When you start a small business, there are a number of initial decisions you have to make. One of those decisions is what type of accounting method you are going to use in your small business. How are you going to record your financial transactions? You can use either a cash system of accounting or accrual accounting. Which method of accounting you choose depends on several factors.
Cash and Accrual Accounting Systems
A cash accounting system is based on cash flow. You record transactions when cash is actually exchanged. Income is recorded when you receive a cash, credit card, or check payment. Expenses are recorded when you pay them by cash, credit card, or check. Your particular business or industry may also have alternative methods of payment.
An accrual accounting system is based on when the transaction happens rather than on when cash changes hands. If your company earns income in January but isn’t paid until February, then the income isn’t recorded until February under the cash accounting method, but it would be reported in January under the accrual accounting method.
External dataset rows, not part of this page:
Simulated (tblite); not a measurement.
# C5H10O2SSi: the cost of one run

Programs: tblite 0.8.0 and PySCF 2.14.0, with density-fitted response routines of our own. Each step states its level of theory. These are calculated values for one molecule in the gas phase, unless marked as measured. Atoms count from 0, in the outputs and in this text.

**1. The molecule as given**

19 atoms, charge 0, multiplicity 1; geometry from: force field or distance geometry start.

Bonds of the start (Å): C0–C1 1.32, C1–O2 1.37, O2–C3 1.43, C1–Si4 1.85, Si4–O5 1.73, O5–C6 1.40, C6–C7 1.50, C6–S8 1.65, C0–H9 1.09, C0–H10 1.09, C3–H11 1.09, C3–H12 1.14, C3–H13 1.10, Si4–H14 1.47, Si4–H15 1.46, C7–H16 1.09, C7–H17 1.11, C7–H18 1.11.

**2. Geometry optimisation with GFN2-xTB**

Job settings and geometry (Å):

If you extend credit to your customers and allow them to purchase items and pay for them at a later time, then you are incurring accounts receivables. If you record the accounts receivables when you incur them, that is accrual accounting. If you record them when you receive payment, that is cash accounting.
Choosing your Accounting Method
In the real world, not many businesses operate on a purely cash accounting method because you often sell products and are paid later or other types of transactions occur and payment or income is received at a later time. Using an accrual accounting method gives you a better picture of your income and expenses and, as a result, your profitability. Accrual accounting also requires the use of double-entry bookkeeping. Double-entry bookkeeping means that you have to have knowledge of the accounting equation. Cash accounting, if you choose this accounting method, gives you a better idea of your cash flow.
When you file your first tax return for your small business with the Internal Revenue Service, you need to report your choice of accounting method. You are required to use the accrual method of accounting if any of the following three conditions apply to your business:
- Your company is a C corporation.
- Your company has inventory.
- Your gross sales revenue is greater than $5 million. There are exceptions to this rule that you should discuss with your tax accountant.
If these conditions do not apply to you, and if at some later date, you choose to change your method of accounting, you need to file IRS Form 3115, Change in Accounting Method, with the Internal Revenue Service.